One of the best after-effects of a big pot of soup is leftover soup! There’s no more delightful lunch on a chilly afternoon than hovering over a bowl of homemade soup that you pulled out of the fridge and reheated in mere minutes. Not surprisingly, I go through a lot of soup, so I’m here to share ideas for livening up your leftover soup so that it’s never, ever boring.
In my personal life, I get a lot of questions from people who are curious about food blogging — the what’s and the why’s and so forth. Including, what do you do with all the food you make?
The answer is no doubt different per blogger. Some of the big blogs have staff who create, make, photograph, and video their recipes in luxurious rented spaces. I don’t know what they do with their food, lol.
But most of us bloggers are solo operators working out of our homes, and we eat what we make.
I create my own recipes. I make test batches to ensure that the recipes actually work. And then I make a final batch for photographing.
However you slice it, that adds up to a whole lotta soup! As a bonafide soup fanatic, I happily eat all of the soup I make — nothing is wasted around here.

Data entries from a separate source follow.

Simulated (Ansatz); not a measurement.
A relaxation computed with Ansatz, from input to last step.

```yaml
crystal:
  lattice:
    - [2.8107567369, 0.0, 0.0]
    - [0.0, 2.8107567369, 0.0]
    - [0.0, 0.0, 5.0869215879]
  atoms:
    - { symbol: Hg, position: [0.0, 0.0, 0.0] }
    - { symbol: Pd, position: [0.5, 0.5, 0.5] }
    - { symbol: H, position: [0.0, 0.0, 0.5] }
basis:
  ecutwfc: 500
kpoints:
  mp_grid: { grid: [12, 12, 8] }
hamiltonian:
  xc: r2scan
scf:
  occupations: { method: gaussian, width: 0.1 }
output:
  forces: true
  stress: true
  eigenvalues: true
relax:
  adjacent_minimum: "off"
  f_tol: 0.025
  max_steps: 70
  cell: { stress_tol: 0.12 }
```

It also means that I have a ton of personal experience fancying up leftover soup. Sometimes it’s just small touches: adding an interesting topping, for example. Or loosening up a soup that over-thickened in the fridge with some milk instead of water. Or adding a splash of soy sauce. These little tweaks keep things new and interesting!
And it’s past time that I shared my tips for sprucing up leftover soup. With soup season coming on strong this year, thanks to early snows and frigid temps, I predict a whole lot of soup going on!
Tweaking the texture of leftover soup practically makes it into a whole, new soup, whether chunking it up with other ingredients or smoothing it out.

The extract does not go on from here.